For centuries the institutions of slavery and social dependency constituted an integral element of the strikingly diverse social landscape of the Caucasus region. Known as kul in Dagestan, kusag in Ossetia, or akhashala in Abkhazia, enslaved people could be found in virtually all regions of the Caucasus mountains. Personal status of the enslaved people was determined by eclectic oral traditions of indigenous customary law, which generally recognized them as chattel. The prevalence of slavery in the region, in turn, encouraged a flourishing transnational slave trade whose extensive networks straddled much of Eurasia. The status of the Caucasus as the single most important supplier of enslaved people in the Black Sea basin was solidified in 1783 when Russian Empire abrogated the Crimean Khanate and formally annexed the Crimean Peninsula.

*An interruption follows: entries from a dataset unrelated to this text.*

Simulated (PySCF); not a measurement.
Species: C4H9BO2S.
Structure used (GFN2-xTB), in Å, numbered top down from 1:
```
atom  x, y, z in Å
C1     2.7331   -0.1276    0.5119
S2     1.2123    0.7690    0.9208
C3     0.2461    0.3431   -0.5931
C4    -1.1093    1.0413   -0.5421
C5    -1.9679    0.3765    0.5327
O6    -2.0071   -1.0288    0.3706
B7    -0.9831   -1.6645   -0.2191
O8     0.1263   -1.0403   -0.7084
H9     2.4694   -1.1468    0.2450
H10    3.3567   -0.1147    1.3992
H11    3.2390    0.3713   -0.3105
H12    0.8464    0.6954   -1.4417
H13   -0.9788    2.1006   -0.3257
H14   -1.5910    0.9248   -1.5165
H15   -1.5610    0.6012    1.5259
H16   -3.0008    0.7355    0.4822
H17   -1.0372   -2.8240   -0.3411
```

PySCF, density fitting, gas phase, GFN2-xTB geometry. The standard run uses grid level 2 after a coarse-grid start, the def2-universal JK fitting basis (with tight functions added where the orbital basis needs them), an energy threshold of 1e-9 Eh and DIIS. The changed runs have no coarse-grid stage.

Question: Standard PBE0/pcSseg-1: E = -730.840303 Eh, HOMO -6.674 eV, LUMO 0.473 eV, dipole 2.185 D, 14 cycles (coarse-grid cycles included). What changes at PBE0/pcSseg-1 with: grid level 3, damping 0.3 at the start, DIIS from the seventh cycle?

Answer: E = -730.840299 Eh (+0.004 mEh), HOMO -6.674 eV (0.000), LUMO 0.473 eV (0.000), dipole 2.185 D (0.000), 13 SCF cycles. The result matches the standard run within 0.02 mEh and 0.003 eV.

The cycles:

Russia’s annexation of the Georgian kingdom Kartli-Kakheti in 1801 marked a pivotal milestone in the gradual expansion of Russian imperial interest into the Caucasus, which portended great changes in the lives of the indigenous communities living in the region. However, rather than upending the social conventions and political institutions of the native population, the tsarist government, spurred by the tenuous nature of its rule in the region, practiced the politics of imperial co-optation. Thus, the imperial authorities often recognized the right of the indigenous ruling elites to continue managing the internal affairs within their traditional territorial domains and promised to protect the political status quo in return for loyalty to the Russian Tsar. The vacillating pendulum of hegemonic pretensions of the imperial state and the broad autonomy of its vassals translated into a policy of tacit toleration of the indigenous institutions of slavery and social dependency in the Caucasus.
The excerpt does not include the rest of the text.